Farewell MIRI: pioneering space camera en route to NASA

Posted by pt91 at May 09, 2012 04:00 PM |
Leicester scientists join their UK collaborators in sending a space instrument they have spent over ten years developing on its final trip to the USA.
Farewell MIRI: pioneering space camera en route to NASA

Working on MIRI after environmental testing. Credit: Stephen Kill, STFC

Today (9 May) marks the culmination of a project over a decade in the making: the UK-led Mid-InfraRed Instrument (MIRI) has been declared ready for delivery by the European Space Agency and NASA and today starts its transatlantic trip to the USA at a handover ceremony at the Institute of Engineering and Technology in London.

MIRI is the first of the four instruments on board the James Webb Space Telescope (JWST) – the successor to Hubble - to be completed. The MIRI Optical System is a pioneering camera and spectrometer, so sensitive it could see a candle on one of Jupiter’s moons. It will now be shipped to NASA’s Goddard Space Flight Center where it will be integrated with the other three instruments and the telescope.

Personnel from the University’s Space Research Centre and X-ray and Observational Astronomy Research Group, have been heavily involved as members of the team conducting the intensive  cryogenic test programme – spending many days and nights at the RAL Space facility in Oxfordshire during the three-month campaign in 2011.
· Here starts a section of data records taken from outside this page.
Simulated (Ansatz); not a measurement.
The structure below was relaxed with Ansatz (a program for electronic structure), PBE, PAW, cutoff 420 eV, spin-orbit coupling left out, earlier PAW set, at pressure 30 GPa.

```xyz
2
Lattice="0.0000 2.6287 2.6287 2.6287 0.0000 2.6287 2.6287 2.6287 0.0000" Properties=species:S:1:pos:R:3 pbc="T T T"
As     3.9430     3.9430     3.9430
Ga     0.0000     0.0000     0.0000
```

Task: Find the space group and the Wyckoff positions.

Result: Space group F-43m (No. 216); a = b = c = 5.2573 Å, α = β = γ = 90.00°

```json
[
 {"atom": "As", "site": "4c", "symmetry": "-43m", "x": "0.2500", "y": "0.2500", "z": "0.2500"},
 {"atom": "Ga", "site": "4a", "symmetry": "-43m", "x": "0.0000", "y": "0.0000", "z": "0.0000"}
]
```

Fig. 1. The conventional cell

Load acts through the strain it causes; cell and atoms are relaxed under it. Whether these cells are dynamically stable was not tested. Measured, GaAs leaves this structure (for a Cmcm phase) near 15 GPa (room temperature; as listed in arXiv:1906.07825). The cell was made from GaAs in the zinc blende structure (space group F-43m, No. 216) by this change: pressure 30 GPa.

Engineers from the University’s Space Research Centre have also provided leadership of the mechanical engineering design and construction of MIRI over the last decade, and are heavily involved in the task of ensuring that this delicate instrument, weighing around 100 kg, can be safely transported from the UK to the USA. They will continue to play a key role during the testing of JWST in the USA over the next few years.